Contents
Introduction
In this blog post, we will explore an improved method for generating publication-ready ANOVA tables in R. Conducting analysis of variance (ANOVA) is a common statistical technique used to compare means across multiple groups or treatments. The ANOVA table provides valuable information about the sources of variation and the significance of each factor in the analysis.
Setup and Data Import
To begin, we need to load the necessary libraries for our analysis. We will be using the readxl
, dplyr
, tibble
, and flextable
packages. The readxl
package allows us to import data from Excel files, while dplyr
and tibble
provide helpful functions for data manipulation. Finally, the flextable
package will help us generate the publication-ready ANOVA table.
# Library
library(readxl)
library(dplyr)
library(tibble)
library(flextable)
Next, we will import the data for our analysis. Assuming the data is stored in an Excel file named “Data.xlsx”, we can use the read_excel()
function from the readxl
package to import the data into R. We set the col_names
parameter to TRUE
to indicate that the first row of the Excel file contains column names.
# Importing data
data <- read_excel(path = "Data.xlsx", col_names = TRUE)
Data Preparation
Before conducting the ANOVA analysis, it is important to ensure that the categorical variables are correctly identified as factors in R. In our data, the variables “Rep”, “Water”, and “Priming” are categorical. We can use the as.factor()
function to convert these variables into factors.
# Convert categorical variables to factor variables
data$Rep <- as.factor(data$Rep)
data$Water <- as.factor(data$Water)
data$Priming <- as.factor(data$Priming)
Analysis of Variance
Now we are ready to perform the ANOVA analysis. We will use a for loop to iterate over each response variable in our data set. In each iteration, we will fit an ANOVA model using the aov()
function and store the model in a list.
# Analysis of variance
aov.model <- list()
for(i in 1:ncol(data[-c(1:3)])) {
cols <- names(data)[4:ncol(data)]
aov.model <- lapply(X = cols, FUN = function(x)
aov(reformulate(termlabels = "Rep + Water*Priming",
response = x),
data = data))
}
Next, we will create another list to store the ANOVA tables for each response variable. We will iterate over the ANOVA models and use the anova()
function to extract the relevant information from each model. We will round the values to three decimal places, assign appropriate column names, add asterisks to indicate significance levels, and merge the mean squares (MS) and asterisk columns. Finally, we will remove unnecessary columns and update the column names.

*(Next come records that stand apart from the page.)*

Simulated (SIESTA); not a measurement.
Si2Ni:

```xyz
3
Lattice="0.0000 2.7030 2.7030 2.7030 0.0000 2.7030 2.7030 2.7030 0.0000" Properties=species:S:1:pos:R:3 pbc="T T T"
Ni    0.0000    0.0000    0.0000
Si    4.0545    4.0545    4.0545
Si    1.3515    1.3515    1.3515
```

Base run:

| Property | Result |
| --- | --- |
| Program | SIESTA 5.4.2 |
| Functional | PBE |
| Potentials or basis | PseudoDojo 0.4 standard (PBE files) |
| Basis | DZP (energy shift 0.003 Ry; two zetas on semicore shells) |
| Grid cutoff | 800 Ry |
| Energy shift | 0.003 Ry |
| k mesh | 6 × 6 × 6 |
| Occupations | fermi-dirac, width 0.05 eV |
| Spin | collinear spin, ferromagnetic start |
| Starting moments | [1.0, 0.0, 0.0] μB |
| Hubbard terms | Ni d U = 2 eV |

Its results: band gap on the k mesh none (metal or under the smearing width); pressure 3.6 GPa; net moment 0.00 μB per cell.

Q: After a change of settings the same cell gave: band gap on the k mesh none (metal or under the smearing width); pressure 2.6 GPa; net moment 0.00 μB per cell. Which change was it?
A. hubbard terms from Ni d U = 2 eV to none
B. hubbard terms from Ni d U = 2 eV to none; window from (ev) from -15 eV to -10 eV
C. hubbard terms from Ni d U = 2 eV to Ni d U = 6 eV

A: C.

# Creating list of ANOVA tables
aov.anova <- list()
for(i in 1:ncol(data[-c(1:3)])) {
aov.anova[[i]] = do.call(cbind, anova(aov.model[[i]]))
rownames(aov.anova[[i]]) = rownames(anova(aov.model[[i]]))
aov.anova[[i]] = as.data.frame(round(aov.anova[[i]][,c(1,3,5)], digits = 3))
# Setting column names
colnames(aov.anova[[i]]) = c("DF", "MS", "P-value")
# Assign astericks according to p values
aov.anova[[i]]$sign[aov.anova[[i]][3] < 0.05] <- "*"
aov.anova[[i]]$sign[aov.anova[[i]][3] < 0.01] <- "**"
aov.anova[[i]]$sign[aov.anova[[i]][3] > 0.05] <- "ns"
# Replace NAs with blank
aov.anova[[i]][is.na(aov.anova[[i]])] <- " "
# Merge MS and Sign column together
aov.anova[[i]]$MS_comb = paste(aov.anova[[i]][,2], aov.anova[[i]][,4])
# Removing p-value and F-value columns
aov.anova[[i]] = aov.anova[[i]][,-c(2:4)]
colnames(aov.anova[[i]])[2] <- cols[i]
}
Generating the ANOVA Table
Now we will combine all the ANOVA tables from the list into a single data frame. We will remove any duplicate columns for degrees of freedom (DF) and create the final ANOVA table.
# Combine all ANOVA tables into a single data frame
aov.table <- as.data.frame(do.call(cbind, aov.anova))
# Remove duplicate columns for DF
dup.cols <- which(duplicated(names(aov.table)))
aov.table <- aov.table[, -dup.cols]
# Creating the ANOVA table using flextable
table <- flextable(data = aov.table %>%
rownames_to_column("SOV"))
# Formatting the table header
bold(table, bold = TRUE, part = "header")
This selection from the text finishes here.